It should come as no surprise, then, that if any artist is going to have a homegrown, keyed-in, not-overly-produced approach to writing music, it's Young and his band Crazy Horse. On Ultimate Classic Rock, he says, "A lot of people think we play simple and there is no finesse, but we're not trying to impress anybody." This attitude has allowed their songwriting to come to the forefront, not their egos. Young and Crazy Horse's original lineup — guitarist Danny Whitten, bassist Billy Talbot, and drummer Ralph Molina — captured musical magic from their very first outing together in 1969's stellar "Everyone Knows This Is Nowhere."
Folks might not know, however, that Young had another source of inspiration for the album: a raging, delirium-inducing fever.

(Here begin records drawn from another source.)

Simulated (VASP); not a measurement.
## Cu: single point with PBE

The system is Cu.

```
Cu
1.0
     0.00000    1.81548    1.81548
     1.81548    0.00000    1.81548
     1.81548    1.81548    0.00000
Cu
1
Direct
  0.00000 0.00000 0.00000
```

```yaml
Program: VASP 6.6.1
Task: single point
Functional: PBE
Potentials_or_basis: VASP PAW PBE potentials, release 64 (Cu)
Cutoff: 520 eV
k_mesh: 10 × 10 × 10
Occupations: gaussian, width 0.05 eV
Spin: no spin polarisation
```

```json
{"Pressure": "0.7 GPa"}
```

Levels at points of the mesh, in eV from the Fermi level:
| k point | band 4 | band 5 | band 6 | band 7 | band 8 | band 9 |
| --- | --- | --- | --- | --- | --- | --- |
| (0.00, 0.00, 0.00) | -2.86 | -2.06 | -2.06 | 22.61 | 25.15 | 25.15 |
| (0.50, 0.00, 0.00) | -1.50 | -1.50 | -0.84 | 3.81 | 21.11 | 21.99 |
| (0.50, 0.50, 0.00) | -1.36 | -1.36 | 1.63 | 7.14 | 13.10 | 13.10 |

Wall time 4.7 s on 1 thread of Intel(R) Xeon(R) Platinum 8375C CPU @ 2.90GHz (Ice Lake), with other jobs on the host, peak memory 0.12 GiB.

Channeling the spirit of Crazy Horse
When Neil Young left Buffalo Springfield in 1968 to musically strike out on his own, few could have expected him to meet with such future success. After all, his 1969 debut solo album, the eponymous "Neil Young," only sold a shockingly low 900 copies, as Best Selling Albums quotes. Compare that with his highest-selling solo album, "Harvest," released only four years later in 1972 and selling 8.5 million copies. Even Young's second album, "Everybody Knows This Is Nowhere," released the same year as his first, went platinum. So what in the world happened between albums one and two? The short answer is: Crazy Horse.
Young had only met Crazy Horse about nine months before "Everybody Knows This Is Nowhere" was released on May 14, 1969, when the band was called the Rockets. After they played at the famous Whiskey a Go-Go bar in Los Angeles in August 1968, Young more or less just approached them and filched them from their gig, as Ultimate Classic Rock describes. And yet, no one had any regrets because they all worked together so well. Crazy Horse added a rough, spontaneous, even garage-band edge to Young's sentimental, sometimes overly-effusive songwriting.
All the magic was there: a new band, a new energy, and a new phase of life. But Young and Crazy Horse needed one more ingredient to push "Everybody Knows This Is Nowhere" into truly numinous territory: Young's deathly fever.
The fever of the musical muse
Few albums have the immediacy and emergent creative qualities of "Everybody Knows This Is Nowhere." Listening to it feels exactly like sitting in a room listening to a bunch of guys jam — in a very polished, expert way — while the recording happens to be turned on. It sounds like the album we have was just one take out of many, and if Neil Young and Crazy Horse had decided to do another run-through, we would have wound up with different canonical versions of songs like "Down by the River," the title track "Everyone Knows This Is Nowhere," "Cinnamon Girl," "Cowgirl in the Sand," and more. And in a sense, this is exactly true.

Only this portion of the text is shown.